HONG KONG (Reuters) - Hong Kong riot police fired tear gas at a university campus on Tuesday and residents of the Asian financial centre struggled to get to work as territory-wide transport disruptions wreaked commuter havoc and activists planned flash protests.
There were chaotic scenes as people thronged metro stations, only to stream out shortly after, clogging footpaths as they queued for buses or alternative transport after some train services were disrupted or suspended.
Some roads were closed early in the morning with long traffic jams building during rush hour, a day after some of the worst violence to rock the former British colony. A protester was shot by police and a man set on fire on Monday.
Riot police were deployed at metro stations across the territory, while rail operator MTR Corp urged people to use other forms of transport.
“It is very inconvenient for me because I have a few meetings to go to in Central,” said a 38-year-old man who gave his name as Rodney and who works as a legal consultant for an international firm.
“Hopefully my partners will understand that my city is going through a tough period,” he said, adding that he blames Hong Kong leader Carrie Lam for the protests.
Protesters urged people to gather in the Central business district on Hong Kong Island and the bustling Kowloon tourism and shopping area of Tsim Sha Tsui at noon.

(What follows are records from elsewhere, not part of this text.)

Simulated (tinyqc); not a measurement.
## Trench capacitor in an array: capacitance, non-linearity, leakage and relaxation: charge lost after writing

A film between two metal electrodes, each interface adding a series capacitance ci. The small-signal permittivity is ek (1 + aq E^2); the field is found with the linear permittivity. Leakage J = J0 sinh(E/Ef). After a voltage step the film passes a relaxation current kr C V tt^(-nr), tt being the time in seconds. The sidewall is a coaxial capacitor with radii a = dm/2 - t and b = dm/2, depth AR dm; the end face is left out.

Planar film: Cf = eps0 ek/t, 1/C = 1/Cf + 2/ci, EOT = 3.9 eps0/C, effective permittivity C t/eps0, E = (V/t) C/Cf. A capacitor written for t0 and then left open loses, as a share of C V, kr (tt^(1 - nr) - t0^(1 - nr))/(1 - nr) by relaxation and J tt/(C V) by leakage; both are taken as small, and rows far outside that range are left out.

Police fired tear gas on Monday in the narrow streets of Central where some protesters, crouching behind umbrellas, blocked streets during lunch hour.
Passengers streamed out of at least one train that was forced to stop when barricades blocked the rail line.
Universities and schools cancelled classes, with students, teachers and parents on edge a day after police fired tear gas and students hurled petrol bombs on some campuses.
Lam said protesters who tried to paralyse the city were being extremely selfish and hoped that universities and schools would urge students not to take part in the demonstrations.
More than 260 people were arrested on Monday, police said, bringing the total number to more than 3,000 since the protests escalated in June.
The metro station at Sai Wan Ho on eastern Hong Kong island, where a 21-year-old protester was shot at close range on Monday, was among those closed.
‘ENEMY OF THE PEOPLE’
Lam said on Monday the violence in the former British colony had exceeded protesters’ demands for democracy and demonstrators were now the people’s enemy.
Protesters are angry about what they see as police brutality and meddling by Beijing in the freedoms guaranteed under the “one country, two systems” formula put in place when the territory returned to Chinese rule in 1997.
China denies interfering and has blamed Western countries, including Britain and the United States, for stirring up trouble.
The United States condemned the unjustified use of deadly force in the latest violence and urged police and citizens to de-escalate the crisis.
U.S. State Department spokeswoman Morgan Ortagus also urged Beijing to honour its commitments that Hong Kong would enjoy a high degree of autonomy and human rights, including the freedom of expression and peaceful assembly.
Protesters clashed with police into the early hours of Tuesday after fierce skirmishes throughout Monday, when more than 100 people were injured.
Many workers were sent home early on Monday and shops and restaurants shut by the evening as the violence escalated, piling further pressure on an economy that entered a recession in the third quarter for the first time in a decade.
An editorial in the state-backed China Daily newspaper condemned the violence on Monday and took aim at the “leniency of Hong Kong judges”.
“Allowing (protesters) to apply for bail on easy terms and handing down extraordinarily light sentences has also served to encourage inhuman terrorist acts,” it said.